New York City – Back in one of my first posts on this blog I mentioned the restaurant Five Points as one of my favorites, and one of the places I was going to miss in leaving New York. Marc, Vicki, and Chris have gone on to open their second restaurant in the city. Personally, being an advocate of a modicum of sanity, I thought they were nuts. I know what they went through opening the first place and suriving to make it the first rate place that it has become. To voluntarily put themselves through all that again seemed simply insane. But then, for those of us who’ve worked in the restaurant world, insanity is a way of life.
In September, on my last visit, Cookshop, 156 10th Avenue at 20th Street, wasn’t quite open, which perhaps is a good thing because I didn’t have to watch them go through the tortured opening phase. They’ve had a couple of months to work out the kinks and maybe even start breathing again. The fact that on a busy Friday night, going into a holiday weekend, with people lining up out the door, that Vicki and Marc could take the evening off, says something about that level of comfort.
The space is fairly large and a bit noisy. It has that bustling energy that sells restaurants in Chelsea – think Cafeteria, Barbuto, Bed, Matsuri, Red Cat. It has a slinky, sexy feel to it. The waitstaff are good looking and full of boundless energy. The crowd young and trendy, with a heavy leaning towards the gay set. My friend Warner and I settled in at the bar, where our delightful bartendress offered up menus and a selection of house cocktails and wine. We started with the latter, and I picked an unusual wine from the Piedmont, the Cantine Cavallotti Freisa “Bricco Boschis” 2004 with soft berry fruit, black pepper and clove, and a touch of almonds on the finish. Truly one of the better Freisa’s I’ve had. I’d heard rumors that the spicy fried hominy bar snack was a “must have,” and so we did. This delicious rendition of corn nuts clearly comes from the flavors that you get at street fairs here during the summer – roasted corn slathered with chili and lime – here, individual large hominy deep-fried in a light dusting of flour and chili, served with wedges of fresh lime. The rumors are right. You must have.
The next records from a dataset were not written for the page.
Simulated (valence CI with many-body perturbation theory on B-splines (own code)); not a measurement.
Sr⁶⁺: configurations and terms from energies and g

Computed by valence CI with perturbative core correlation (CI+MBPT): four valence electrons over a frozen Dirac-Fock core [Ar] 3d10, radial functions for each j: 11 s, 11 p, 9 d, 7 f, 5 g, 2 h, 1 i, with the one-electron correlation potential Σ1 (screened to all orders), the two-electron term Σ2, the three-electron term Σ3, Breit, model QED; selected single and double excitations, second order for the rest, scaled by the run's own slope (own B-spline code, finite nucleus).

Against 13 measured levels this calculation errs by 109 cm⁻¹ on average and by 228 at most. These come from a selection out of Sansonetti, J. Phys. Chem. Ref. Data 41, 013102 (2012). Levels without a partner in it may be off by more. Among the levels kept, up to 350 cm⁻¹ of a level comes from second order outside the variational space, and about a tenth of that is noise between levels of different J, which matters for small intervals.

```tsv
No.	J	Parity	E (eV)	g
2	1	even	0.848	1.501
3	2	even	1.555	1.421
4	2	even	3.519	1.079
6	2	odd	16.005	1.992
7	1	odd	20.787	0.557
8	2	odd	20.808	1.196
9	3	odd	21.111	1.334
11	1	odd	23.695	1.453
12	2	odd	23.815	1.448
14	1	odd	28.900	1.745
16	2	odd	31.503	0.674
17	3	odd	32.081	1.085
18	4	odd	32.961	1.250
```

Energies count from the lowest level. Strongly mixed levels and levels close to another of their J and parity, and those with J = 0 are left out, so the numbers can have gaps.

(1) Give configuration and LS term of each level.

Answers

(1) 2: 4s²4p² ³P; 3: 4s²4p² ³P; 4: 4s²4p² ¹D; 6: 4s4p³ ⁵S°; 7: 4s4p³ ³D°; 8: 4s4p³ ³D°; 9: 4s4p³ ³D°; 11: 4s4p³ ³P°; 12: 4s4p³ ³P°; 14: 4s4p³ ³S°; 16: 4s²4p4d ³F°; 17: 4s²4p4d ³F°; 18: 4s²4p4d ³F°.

We moved on to a couple of appetizers. I’m a sucker for things like chicken fried steak, and, well, chicken fried chicken. So an offering of chicken fried duck livers served atop homey mashed potatoes and accompanied by a homemade roasted pepper hot sauce was basically more than I could resist. I’m glad I didn’t as they were spectacular. Our other selection, in pornographic repose, was the roasted quail with a bed of squash puree and a cider-bourbon sauce. Just writing that makes my mouth water, and it was, indeed, mouthwatering.
Life is good. We’re happy as little clams. We refill glasses with a round of Luzon Verde Monastrell 2004 from the Jumilla region of Spain – big, dark, spicy, flavors of blueberry and dried plums, with hints of licorice and a touch of wildflowers. Perfect for a hearty meal, and, being main course time, we plump for one of the daily specials, the braised rabbit atop a bed of leek and mustard sauce. Flavors bright and perky, the sauce a wonderful pairing with the rabbit. The rabbit, flavorful, though, strangely, not seeming braised, which generally results in tender, falling off the bone meat, here firm and seeming more oven roasted. Perhaps it was just a mis-speaking of the special. An excellent dish! The other, the only disappointment of the evening. The wood-oven roasted wild mushroom lasagna. A few desultory pieces of lasagna layered with a smattering of cheese, and floating in an oily mess of relatively bland, unseasoned mushrooms. Not at all up to the quality of Marc’s usual cooking.
Knowing that the lasagna had to be a fluke, we moved on to dessert. A friend of Warner’s passed by on his way out the door and whispered that the eggnog flan was “to die for.” It was damned good. I may just have to introduce some Argentines to eggnog flan. Accompanied by a cute little cupcake of gingerbread it was a great dessert. We also sampled the winter spice cake, chockful of various spices and dried fruits and nuts, accompanied by whipped cream and a brandy sauce, some kumquats and pomegranate seeds. Another winner! Glasses of Alvear “Asuncion” Oloroso, a semi-sweet sherry style, and amazingly delicious wine from the Montilla-Moriles region of Spain, and the St. John Commanderie from Cyprus, which is quite good as well, though for me a trifle sweet.
I still think the three of them are nuts, but they’ve got a runaway train in Cookshop, and while I may prefer to head back to Five Points for a bit lower key dining, I wouldn’t hesitate to come back here either.